On the Relative Power of Parenting

Kids on a bus

Somewhere in this photo a revolution is happening.

Our son, 13 but soon to be 14, is a rather typical boy. He loves computer games, he has friends, he has troubles with some teachers yet does well with others, he plays a part of a large number of inside jokes and stories that take place at school, and he is a joy (at least to us) to be around. He is also at times an annoying prat, but all of this is fairly typical.

Also, like most boys his age, he has almost zero concept of personal grooming. Every day we have to remind him to shower, like its a chore worse than doing math homework. Every day we remind him to put on lotion (even though you can see his skin flaking off in drifts), to put on Chapstick (even though his lips resemble the worst cracked road in America), to brush his hair, to put on deodorant, to brush his teeth. All of these things he needs to be reminded about. Daily. Sure he’ll do them, but you have to tell him to. He’d never do any of these things on his own.

So last night when I came out of the office I came across him after exiting the bathroom. He looked at me and asked, “Notice anything different?” It was pretty obvious what he was referring to. Our child, who has never to my knowledge intentionally picked-up a comb, had actually combed his hair. He had also put on lotion, put on chapstick, and put on deodorant. All of these things without us saying a word.

To put it mildly, this was a shock. If he had come home from school and announced a sudden and intense love for all things glittery pink unicorns I couldn’t have been more surprised. But here’s the kicker; once we did a little careful questioning we discovered the reason: He’d held a girl’s hand. Sometime on the bus ride home from The Disney Music Hall in downtown L.A., a trip in which both of his parents had chaperoned, he had sat next to a longtime friend and calmly held her hand.

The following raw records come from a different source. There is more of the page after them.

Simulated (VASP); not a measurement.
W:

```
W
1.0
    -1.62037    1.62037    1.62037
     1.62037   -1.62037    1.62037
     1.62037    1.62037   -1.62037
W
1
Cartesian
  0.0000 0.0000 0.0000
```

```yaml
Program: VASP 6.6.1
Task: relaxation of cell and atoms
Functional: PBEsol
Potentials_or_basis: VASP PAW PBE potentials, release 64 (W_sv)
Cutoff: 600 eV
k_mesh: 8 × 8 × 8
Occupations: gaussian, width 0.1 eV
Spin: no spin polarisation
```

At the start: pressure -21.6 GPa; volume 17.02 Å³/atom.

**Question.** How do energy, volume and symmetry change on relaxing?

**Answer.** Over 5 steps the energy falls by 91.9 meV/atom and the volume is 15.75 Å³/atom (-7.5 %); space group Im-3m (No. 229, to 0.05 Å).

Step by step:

Now his interest in the girl wasn’t a surprise. For a long time he has been the two have been sharing barbs in class. They trade insults back and forth all the time. We know this because he tells us every day. Mixed in with his daily exploits involving friends and frenemies, was a consistent sub-plot, a growing set of stories revolving around the same girl. You don’t have to be Sherlock Holmes to see that the daily barbs mask something deeper, a growing attraction.

But when I look at this sudden change after a night’s rest I find myself troubled. Here we are, Teri and I, almost daily badgering him, trying positive ways, negative ways, (hell any way) to get the boy to take an interest in the basic level grooming. The kind of grooming required of every human that wants to live in polite company. Yet all of our efforts have remained consistently blocked by his whim. Yet give him the nerve to hold a girl’s hand on the bus one day and suddenly he’s off and running.

If I look at the situation unemotionally like an engineer–that is measuring the efficiency of our parenting by measuring effort over effect–I can only come to one conclusion: When it comes to the power of parents vs. girls, we don’t stand a chance. Heck, we’re not even in the same league.